I told her then about a strange dream I’d had a few months before the election. It was 1998 again. I was in college. The Clintons were back on the near side of middle age, going about their business of running the country when the Lewinsky scandal broke. In my dream, it was not Bill who held a press conference, but Hillary, supportive husband at her side. She appeared calm and presidential before the cameras and reporters. She appeared utterly unfazed. “Thank you for your concern about our marriage, America,” she says into the camera. “But Bill and I have a very strong relationship, and we fuck who we want.”
“Would have been fun,” my friend says. “What do you think would have happened?”
I tell her the truth. “I think we would have burned her at the stake.”
As resistant as we are to reimagining a woman’s “natural” attitude toward monogamy, or what she’s supposed to be once she’s through giving all of herself to husband and children, there seem to be at least some signs of the culture pushing back. This occurred to me shortly after Dederer and I began to talk, when over the course of a few days I found myself binge-watching the HBO series Big Little Lies, one of at least four new series (The Affair, Gypsy, Divorce) that focus on the erotic yearnings and exploits of middle-aged mothers.

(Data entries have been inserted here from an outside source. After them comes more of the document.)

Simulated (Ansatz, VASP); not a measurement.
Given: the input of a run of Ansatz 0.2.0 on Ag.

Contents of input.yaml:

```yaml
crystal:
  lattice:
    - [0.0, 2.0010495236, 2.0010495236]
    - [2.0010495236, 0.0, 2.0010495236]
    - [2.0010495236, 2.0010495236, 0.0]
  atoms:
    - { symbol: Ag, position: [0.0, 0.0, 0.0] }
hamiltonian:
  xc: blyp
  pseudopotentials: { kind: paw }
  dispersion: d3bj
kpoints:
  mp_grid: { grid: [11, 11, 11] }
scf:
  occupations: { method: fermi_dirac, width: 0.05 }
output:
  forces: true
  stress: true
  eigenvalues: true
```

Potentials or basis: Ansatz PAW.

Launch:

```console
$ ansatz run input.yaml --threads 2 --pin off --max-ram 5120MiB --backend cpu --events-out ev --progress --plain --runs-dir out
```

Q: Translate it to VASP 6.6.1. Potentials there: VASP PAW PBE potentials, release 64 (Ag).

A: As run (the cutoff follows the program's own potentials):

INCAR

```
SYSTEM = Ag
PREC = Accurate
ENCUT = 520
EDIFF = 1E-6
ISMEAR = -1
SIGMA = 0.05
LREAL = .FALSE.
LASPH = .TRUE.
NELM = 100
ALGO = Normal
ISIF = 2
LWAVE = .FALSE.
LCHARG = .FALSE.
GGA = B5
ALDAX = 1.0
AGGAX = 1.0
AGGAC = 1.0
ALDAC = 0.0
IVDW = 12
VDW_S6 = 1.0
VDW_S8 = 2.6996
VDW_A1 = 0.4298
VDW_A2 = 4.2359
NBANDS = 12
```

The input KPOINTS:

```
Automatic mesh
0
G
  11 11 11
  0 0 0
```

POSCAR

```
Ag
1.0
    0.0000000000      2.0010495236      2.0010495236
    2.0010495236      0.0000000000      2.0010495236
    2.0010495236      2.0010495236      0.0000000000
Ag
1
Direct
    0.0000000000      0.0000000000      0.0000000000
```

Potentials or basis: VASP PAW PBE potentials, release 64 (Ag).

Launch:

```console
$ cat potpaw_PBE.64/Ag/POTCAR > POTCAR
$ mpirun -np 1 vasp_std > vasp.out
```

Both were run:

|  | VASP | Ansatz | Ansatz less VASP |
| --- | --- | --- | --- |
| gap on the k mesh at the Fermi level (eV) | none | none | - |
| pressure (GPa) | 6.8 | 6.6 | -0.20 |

What all these shows share is a willingness to take for granted that a mature woman’s love life might be every bit as sensuous, tawdry, complicated, and overflowing as that of any woman in her 20s. None of the shows spend any time setting up this proposition. This is particularly the case in Big Little Lies, lauded for its gripping and nuanced depiction of domestic violence and female solidarity, but which I found equally groundbreaking in its unapologetic depiction of a high-strung, sexually restless housewife (played by Reese Witherspoon) whose doting and devoted husband is unable to stymie her messy and unseemly desire. It’s a depiction of female infidelity we seldom see, a depiction where the infidelity itself is incidental, a plot point rather than grounds for matrimonial reckoning or moral judgement.
Or I think of the reception given to Brigitte Macron, certainly more celebratory and less mocking than it would have been at any other moment in recent history.
Or I think of Susan Bordo’s new book, The Destruction of Hillary Clinton, which seems to me the first honest reckoning with the distinct and particular brand of age-based misogyny to which she was a victim: “She was accused of having extraordinary powers that ‘enabled’ her husband’s infidelity … She even had her own ‘familiar’ — her husband — with whom she frequently merged, shape-shifting into a slithery, elusive man-woman called ‘The Clintons,’ … [she] became a living Rorschach test of people’s nightmare images of female power.”
In our last conversation, I asked Dederer if she thought this new willingness to confront our fears of midlife female power (sexual or political), or to represent the lively erotic lives of older and sometimes married women without mockery or judgement, might suggest the presence of a larger cultural shift on the horizon. Is it possible we might be nearing a moment when married women and mothers can partake in some of the freedom and inventiveness and boundary-breaking younger, single women now enjoy?
“God, I hope so,” she said, though both of us were far from certain. I told her how it seems to me that women’s sexual liberation exists on a spectrum. If one end resides in The Handmaid’s Tale’s dystopia where women are nothing more than walking wombs, and the other end resides in, oh, I don’t know … Sweden, then American women must be more or less in the middle, with no one too sure of which way we’re headed, but with younger, unmarried, child-free women leading the way.
How odd it is to exist in this moment of so many contradictions when it comes to our thinking about female sexuality. “We’re living at a time,” I said to her, “when women, some women, some young women, have more sexual freedom than ever before. It’s sort of okay now to not get married. It’s sort of okay to say you don’t want to have kids. It’s sort of okay to have sex with other women, or to have sex with men and women, or to be into kink, or to be sex-positive, or polyamorous, or whatever. So we’ve given these young women more freedom than ever before, but at the same time, the vast majority of women who choose marriage and motherhood choose to do it in a deeply traditional and all-consuming way. We expect so much from marriage, so much from motherhood. For many of us, marriage is no longer a religious sacrament, and for women who work, it’s not necessarily a financial necessity, and yet we continue to insist these roles are not just important, but the essence of everything we are, the fundamental measure of our worth in the world.”
Even Dederer admits that for all she’s learned about her own reckoning, for all she’s grown in the course of living and writing her memoir, it was not her desire to stand up for herself that began it all, but devotion to her daughter. She told me it started because she was reading Peggy Orenstein’s book on girls and sex. “As the mother of a teenage daughter, I was affected deeply by her claim that girls fare better when they can take ownership of their sexuality, when they can be in touch with their own desire instead of focusing so exclusively on meeting others’ needs, when they can say without shame that they want it.” She read Orenstein’s argument, and she thought, yes, that was what she wanted for her daughter, the freedom to feel what she feels and want what she wants and not take any shit for it — the courage to take possession of her own desire. “I read this and I was so fired up on my daughter’s behalf,” she said. “But then I thought, wait — I want those things, too. I want them for myself.”